How is Review of a Living Trust Different from Estate Planning?
Posted by Janet Brewer on Tue, Sep 13, 2011 @ 05:00 AM
This is the second of two articles on reviewing a trust. In this one, discuss how we evaluate a living trust agreement, and how that differs from developing an estate plan.
My team and I examine dozens of things when we evaluate a trust document. To give you an idea, a few of them are:
- Does the trust agreement confirm to third-parties that a married trustor/trustee has authority to act when his/her spouse cannot (if desired by client)?
- Does the trust agreement include provisions to alter distributions to a surviving spouse in the event of remarriage after the death of the first spouse?
- Does the trust agreement include a common trust provision when one or more of the primary beneficiaries has not yet graduated from college?

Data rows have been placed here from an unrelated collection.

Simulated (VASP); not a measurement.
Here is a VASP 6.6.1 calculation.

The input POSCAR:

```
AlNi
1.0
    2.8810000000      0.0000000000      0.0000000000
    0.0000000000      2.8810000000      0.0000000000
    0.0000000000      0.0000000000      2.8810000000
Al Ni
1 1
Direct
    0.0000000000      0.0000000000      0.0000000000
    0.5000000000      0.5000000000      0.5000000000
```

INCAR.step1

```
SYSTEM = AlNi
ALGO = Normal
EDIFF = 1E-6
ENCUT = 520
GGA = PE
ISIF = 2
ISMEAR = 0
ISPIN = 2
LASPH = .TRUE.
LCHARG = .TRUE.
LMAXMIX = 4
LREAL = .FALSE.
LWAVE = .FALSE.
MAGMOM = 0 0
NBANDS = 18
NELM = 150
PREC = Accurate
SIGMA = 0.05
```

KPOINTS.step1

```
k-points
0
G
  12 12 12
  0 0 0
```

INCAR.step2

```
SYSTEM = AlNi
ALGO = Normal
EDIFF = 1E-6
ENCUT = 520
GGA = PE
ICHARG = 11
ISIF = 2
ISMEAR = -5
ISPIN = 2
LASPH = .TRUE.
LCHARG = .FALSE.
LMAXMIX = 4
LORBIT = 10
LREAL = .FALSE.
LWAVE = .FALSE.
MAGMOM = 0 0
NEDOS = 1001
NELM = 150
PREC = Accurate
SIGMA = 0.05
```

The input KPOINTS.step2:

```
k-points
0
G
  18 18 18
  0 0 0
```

- Does the trust agreement give the trustee of a continuing trust an appropriate amount of flexibility to make disproportionate distributions based upon the relative needs of the beneficiaries?
- Does the trust agreement set up continuing trusts for the beneficiaries, which are tailored to the needs of each trust beneficiary?
Is there evidence that the trust is properly funded? An unfunded or partially funded revocable living trust does not avoid probate. Great care must be taken to ensure that all necessary assets held by the trustor individually are either retitled to the trust, or that the trust is considered as an appropriate “designated beneficiary.”
The difference between evaluation of a trust and creating an estate plan
In trust reviews, my intention is to provide you with an objective analysis of the document, and nothing more. Still, my review may be very beneficial to you because your estate plan will eventually be interpreted by attorneys and financial professionals that you do not know. So it is far better to identify ambiguities or omissions in your estate plan while you are alive and healthy than when you are not.
When I am hired for estate planning, I conduct an in-depth "discovery" process that includes:
Gathering personal and financial information
First I need to review your personal data and your financial information, and discuss a potential plan to meet your goals and objectives. I need to learn about your family and how the various members handle money. I understand that this is sensitive information, something not always easy to talk about. I am not shocked by any characters lurking in your family tree – we all have our fair share of them!
Discussing goals and values
You have built up a large estate, and you probably have very specific wishes that you want someone to carry out. Before I can recommend any course of action, we need to meet in person so that I can learn about you, your values, what you are trying to accomplish and, maybe most importantly, what you want to avoid. When I am creating a plan for both spouses, it is an absolute requirement that both spouses meet with me.
Focus areas in an estate planning engagement
Here are a few of the many questions I ask the first time we get together to discuss your estate plan. The following is not a complete list - it is a sampling:
- Did you have any prior marriages?
- Have you signed any pre- or post-marriage contracts?
- Do you have an “umbrella” liability insurance policy?
- If any children are under 18, have you decided who would be their guardians?
- Do you have any business interests?
- Do you wish to leave money or assets to charitable or religious causes?
- Are you concerned about providing for your grandchildren’s education?
- Do you wish to prevent anyone from receiving a portion of your estate?
- Do you wish to make any provisions in your estate plan for your pets?
The more I understand about your circumstances, the better I can educate you about your choices and guide you so that your family members won’t need to make stressful decisions in trying times. You will have the peace of mind of knowing that you have “done right” by your family.